Kill Your Eyes


Bobby Rhodes, JDPSN, (now Zen Master Soeng Hyang) gave this formal Dharma Speech at the Buddha's Enlightenment Ceremony at the Providence Zen Center on December 9th, 1978.

(Holding up the Zen stick.) Do you see?

(Hitting the table.) Do you hear?

If you say you see and hear, you lose it. If you say you don't see and you don't hear, you also lose it. Why? Seeing, hearing, winning and losing, you must wake up from this dream.

Every day many babies are born, and they all have eyes and ears and noses and tongues and little bodies. And because they have all these things, they start crying, and they start suffering right away. Sometimes they get wet and cold; sometimes they get hungry; sometimes they get frightened.

And then they grow up a little bit and they learn how to cope with these things and they become young children. And these children still cry sometimes, and they get cold and wet. They still cry when they get hungry sometimes; they cry when they get frightened. But they also have another whole set of things to cry and suffer about: they start to develop a little anger; they start to develop a little ignorance; and they start to develop a lot of desires.
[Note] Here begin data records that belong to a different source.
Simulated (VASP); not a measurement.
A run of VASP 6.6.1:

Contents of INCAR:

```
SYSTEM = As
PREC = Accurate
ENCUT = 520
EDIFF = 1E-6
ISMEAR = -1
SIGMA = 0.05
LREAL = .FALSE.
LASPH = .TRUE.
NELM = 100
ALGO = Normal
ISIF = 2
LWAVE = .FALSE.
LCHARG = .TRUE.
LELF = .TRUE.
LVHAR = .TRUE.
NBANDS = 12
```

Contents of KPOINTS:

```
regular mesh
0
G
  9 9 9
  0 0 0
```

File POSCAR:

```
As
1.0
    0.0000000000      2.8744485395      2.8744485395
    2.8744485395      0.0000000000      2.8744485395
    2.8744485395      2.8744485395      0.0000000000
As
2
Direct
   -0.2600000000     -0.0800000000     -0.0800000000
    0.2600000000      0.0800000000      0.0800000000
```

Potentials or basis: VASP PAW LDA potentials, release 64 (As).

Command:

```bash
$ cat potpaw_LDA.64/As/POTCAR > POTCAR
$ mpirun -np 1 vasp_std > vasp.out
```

And so they grow and they grow, and they cultivate their anger and their ignorance and their desires, and they become grown-ups.

So then something really wonderful happens: they get something else to suffer about. The Buddha got it, and we all got it, and this extra added-on suffering is: "What am I doing here? Why was I born? Where am I going to go after I die?" And if you give it time, you'll start suffering more and more with this question. And then you don't suffer so much when you're wet or when you're hungry, and you don't suffer quite so much when you have a lot of desire, or when you have anger. And this question begins to grow and grow: "What am I doing here? Where am I going to go after I die?''

So we all came here today to honor this final great suffering. We came to honor a man who did a really good job at it. And we came to honor ourselves because we have that same mind. So we came to honor this mind.

Some of us have been cooking all day in honor of this mind, and some of us have travelled great distances in honor of this mind. Some of us have racked our brains all day figuring our what to say for a Dharma Talk in honor of this mind (laughter). We've bought special flowers for the altar and put some fruit on the altar.

So I ask you, what did the Buddha understand? What is Enlightenment? You must first put down your desires, put down your anger, put down your ignorance. Kill your eyes, your ears, your nose, your tongue, and your body. Cut off all thinking and become empty. If you keep this empty mind for just a little while, you lose yourself, and you stop having this big wrestling match we all have with ourselves: "this is I, my, me and everything else is outside there." So you lose that, and so there's no more suffering, no more happiness; there's no more "I," there's no more "this," and everything becomes one.

But as Soen Sa Nim has said several times this afternoon, one more step is necessary. So what is this step? There's a very famous kong-an that says, "Ten thousand Dharmas return to One. Where does the One return?" Once I heard someone ask Soen Sa Nim, "Where does the One return?" and he said, ''When I am hungry, I eat; when I am tired, I sleep." This is very boring speech. I think that everything you say that's just like this is often very boring. That's a problem many people have: it's not enough that the wall is white, and the cloth is blue -- it's too boring. And so our practice gets us so that we tolerate this boredom more and more, and we have more and more of what Soen Sa Nim calls "enough mind.''

So slowly this mind where things become enough grows and grows. You can stop making things, and everything is O.K. just as it is. If you keep this "enough mind" for a while, one day you'll hear this speech: "When I am hungry, I eat; when I am tired, I sleep," and it sounds incredibly profound and very, very wonderful. And you hear, "The wall is white; this cloth is blue,'' and that sounds profound and wonderful. And you hear someone say, "Today is Buddha's Enlightenment Day, and outside it is raining," and that sounds wonderful. Your mind just rests a little bit. You accept things as they are, and you accept yourself as you are. And everything is O.K. You accept your jealousy; you accept your anger; and you accept your ignorance. Once you accept those things, then you accept everybody else's jealousy, anger, and ignorance. You rest your mind, and you just start looking at people for what they are; you look at yourself for what you are. And that's a very wonderful feeling.

So we came here today to honor this mind. A little while ago I held up this stick: "Do you see this?" I hit the stick on the table (hit): "Do you hear this? Then I talked about Soen Sa Nim's boring speech, "When I am hungry, I eat; when I am tired, I sleep." So I ask you: which is better, my action or Soen Sa Nim's speech? If you answer me, I'll hit you thirty times. If you don't answer me, I'll hit you thirty times. What can you do?

KATZ!

Thank you all for your hard training.